Natural perils experience in 1H17 was dominated by the Kaikoura earthquake in November 2016, which contributed a net claim cost after reinsurance of $117m. Any subsequent adverse development from this event is covered by the Group’s calendar 2016 catastrophe reinsurance.
The Kaikoura earthquake registered a magnitude of 7.8 and was triggered by the rupturing of the Kekerengu Fault, located in North Canterbury, on 14 November 2016. While the epicentre was in a relatively sparsely populated region, there was damage in the upper South Island, with effects extending to the lower part of the North Island, including Wellington.

The insurance industry and the Earthquake Commission (EQC) have agreed a streamlined process for the handling of Kaikoura-related claims for homes and contents. All private insurers will assess and settle personal home and contents claims, regardless of whether they are under or over the EQC’s cap of NZ$20,000 for contents and NZ$100,000 for home damage (plus GST). The private insurers will be reimbursed by the EQC for its liability following claims settlement. The agreement is expected to remove unnecessary duplication and claims handovers, while providing a much better customer experience.
Excluding the earthquake, New Zealand experienced a relatively low incidence of weather-related events, with a collective cost (ex-earthquake) below the allowance for the period.

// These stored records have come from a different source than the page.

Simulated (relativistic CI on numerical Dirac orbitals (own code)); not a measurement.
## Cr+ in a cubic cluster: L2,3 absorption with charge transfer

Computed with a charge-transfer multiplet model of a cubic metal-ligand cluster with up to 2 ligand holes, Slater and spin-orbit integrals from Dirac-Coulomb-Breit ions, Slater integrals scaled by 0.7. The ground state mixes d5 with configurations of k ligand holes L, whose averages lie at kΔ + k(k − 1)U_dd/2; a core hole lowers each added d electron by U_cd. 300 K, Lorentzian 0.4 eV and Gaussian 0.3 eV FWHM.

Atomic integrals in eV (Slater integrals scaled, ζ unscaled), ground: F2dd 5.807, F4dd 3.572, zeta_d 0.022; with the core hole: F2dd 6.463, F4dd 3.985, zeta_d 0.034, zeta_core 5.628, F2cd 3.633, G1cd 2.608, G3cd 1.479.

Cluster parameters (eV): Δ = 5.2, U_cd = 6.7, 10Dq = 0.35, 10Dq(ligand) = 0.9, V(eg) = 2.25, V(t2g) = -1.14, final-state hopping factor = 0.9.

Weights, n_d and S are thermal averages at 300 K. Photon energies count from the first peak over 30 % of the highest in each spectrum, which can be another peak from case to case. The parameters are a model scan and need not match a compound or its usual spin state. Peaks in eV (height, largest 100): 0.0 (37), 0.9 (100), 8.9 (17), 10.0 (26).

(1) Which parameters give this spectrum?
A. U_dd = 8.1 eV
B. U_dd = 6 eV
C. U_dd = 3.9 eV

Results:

In relation to the Canterbury earthquakes, acknowledging today is the anniversary of the 2011 Feb quake, the following is noted:

CANTERBURY REBUILD ($NZ)
At 31 December 2016 over NZ$6.1bn of claim settlements for the Canterbury earthquakes had been completed (FY16: NZ$5.7bn). 96.5% (FY16: 93%) of all claims by number had been fully settled at that date.
Finalisation of commercial claims has advanced in line with expectations, with 97.4% fully settled by 31 December 2016 (FY16: 96%), while residential claim finalisation progressed strongly. Over 96% of residential claims had been settled by the end of 1H17 (FY16: 92%), with the balance either in construction or negotiation for cash settlement.

Obviously there has been some further progress since this date.

In relation to profitability, the following is noted:

INSURANCE PROFIT ($A)
The New Zealand business produced an insurance profit of $36m in 1H17, compared to $11m in 1H16, translating to a reported insurance margin of 4.3% (1H16: 1.4%). The movement between the respective halves reflects the net effect of:
• Continued challenging market conditions in the Business Division, where the focus remains on pricing and underwriting disciplines;
• Higher than expected working claim costs, predominantly in the personal lines and commercial motor books as a result of higher average claim costs and frequency;
• Substantially higher net natural peril claim costs, stemming from the Kaikoura earthquake; and
• A significantly favourable movement in prior period reserve releases, owing to the absence of the NZ$150m increase to risk margin for the February 2011 earthquake event, recognised in 1H16.
• New Zealand continues to generate a strong underlying performance. The lower 1H17 underlying margin of 15.3% (1H16: 18.4%) reflected a deterioration in working claim costs, as well as the cumulative effect of competitive pricing pressure in commercial lines, and was similar to 2H16.